Specialized hardware accelerators can significantly improve the performance and power efficiency of compute systems. In this research, we focus on hardware accelerators for graph analytics applications and propose a configurable architecture template that is specifically optimized for iterative vertex-centric graph applications with irregular access patterns and asymmetric convergence. The proposed architecture addresses the limitations of the existing multi-core CPU and GPU architectures for these types of applications. The SystemC-based template we provide can be customized easily for different vertex-centric applications by inserting application-level data structures and functions. After that, a cycle-accurate simulator and RTL can be generated to model the target hardware accelerators. In our experiments, we study several graph-parallel applications, and show that the hardware accelerators generated by our template can outperform a 24 core high end server CPU system by up to 3x in terms of performance. We also estimate the area requirement and power consumption of these hardware accelerators through physical-aware logic synthesis, and show up to 65x better power consumption with significantly smaller area.
Manycore accelerators are being deployed in the Cloud to improve the processing capabilities and to provide heterogeneity as Cloud Computing Systems become increasingly complex and process ever-increasing datasets. In such systems, application scheduling and data mapping need to be enhanced to maximize the utilization of the underlying architecture. To achieve this, Cloud management schemes require a fresh look when the underlying components are heterogeneous in many different ways. Moreover, applications differ in the way they perform on various special accelerators. Our goal is to design a runtime management system for Cloud Systems with manycore accelerators.

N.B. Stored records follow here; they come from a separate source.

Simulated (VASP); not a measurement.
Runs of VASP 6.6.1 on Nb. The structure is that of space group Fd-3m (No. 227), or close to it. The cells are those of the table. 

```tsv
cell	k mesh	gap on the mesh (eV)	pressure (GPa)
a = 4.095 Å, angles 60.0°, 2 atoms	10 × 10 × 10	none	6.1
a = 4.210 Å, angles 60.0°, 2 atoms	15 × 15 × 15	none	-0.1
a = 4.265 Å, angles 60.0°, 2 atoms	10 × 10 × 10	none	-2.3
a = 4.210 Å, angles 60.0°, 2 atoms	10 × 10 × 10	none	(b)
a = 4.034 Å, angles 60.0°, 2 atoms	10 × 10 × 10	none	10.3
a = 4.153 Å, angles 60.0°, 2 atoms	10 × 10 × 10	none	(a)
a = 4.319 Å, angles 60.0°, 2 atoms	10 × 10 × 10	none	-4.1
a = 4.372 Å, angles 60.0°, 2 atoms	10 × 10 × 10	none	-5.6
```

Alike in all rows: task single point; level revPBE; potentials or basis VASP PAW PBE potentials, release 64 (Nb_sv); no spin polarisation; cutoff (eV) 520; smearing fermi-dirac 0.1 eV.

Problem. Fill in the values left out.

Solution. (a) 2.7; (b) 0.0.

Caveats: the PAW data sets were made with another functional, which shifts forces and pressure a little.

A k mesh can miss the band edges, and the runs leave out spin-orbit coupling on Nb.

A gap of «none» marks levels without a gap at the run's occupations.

Manycore accelerators are being deployed in many systems to improve the processing capabilities. In such systems, application mapping need to be enhanced to maximize the utilization of the underlying architecture. Especially in GPUs, mapping becomes critical for multi-kernel applications as kernels may exhibit different characteristics. While some of the kernels run faster on GPU, others may refer to stay in CPU due to the high data transfer overhead. Thus, heterogeneous execution may yield to improved performance compared to executing the application only on CPU or only on GPU. We would like to design systems with smart kernel mapping.
The importance of parallel programming has dramatically increased with the emergence of multicore and manycore architectures. We specifically focus on tools and techniques that enables the programmer to develop parallel programs wasily. The task of identifying parallel code sections for different manycore architectures including Intel MIC can be carried out by the compiler. We aim to alleviate the compiler infrastructure to parallelize the applications automatically.
Ability to stack separate chips in a single package enables three- dimensional integrated circuits (3D ICs). Heterogeneous 3D ICs provide even better opportunities to reduce the power and increase the performance per unit area. An important issue in designing a heterogeneous 3D IC is reliability. To achieve this, one needs to select the data mapping and processor layout carefully. We try to address this problem using an ILP approach.
Increasing complexity of applications and their large dataset sizes make it imperative to consider novel architectures that are efficient from both performance and power angles. Chip Multiprocessors (CMP) are one such example where multiple processor cores are placed into the same die. As technology scales, the International Technology Roadmap for Semiconductors (ITRS) projects that the number of cores in a chip multiprocessor (CMP) will drastically increase to satisfy performance requirements of future applications. A critical question that needs to be answered in CMPs is the size and strength of the cores. Homogeneous chip multiprocessors provide only one type of core to match these various application requirements, consequently not fully utilizing the available chip area and power budget. The ability to dynamically switch between different cores, and power down unused cores gives a key advantage to heterogeneous chip multiprocessing. One of the challenging problems in the context of heterogeneous chip multiprocessor systems is the placement of processor cores and storage blocks within the available chip area. Focusing on such a heterogeneous chip multiprocessor, we address different design decision problems.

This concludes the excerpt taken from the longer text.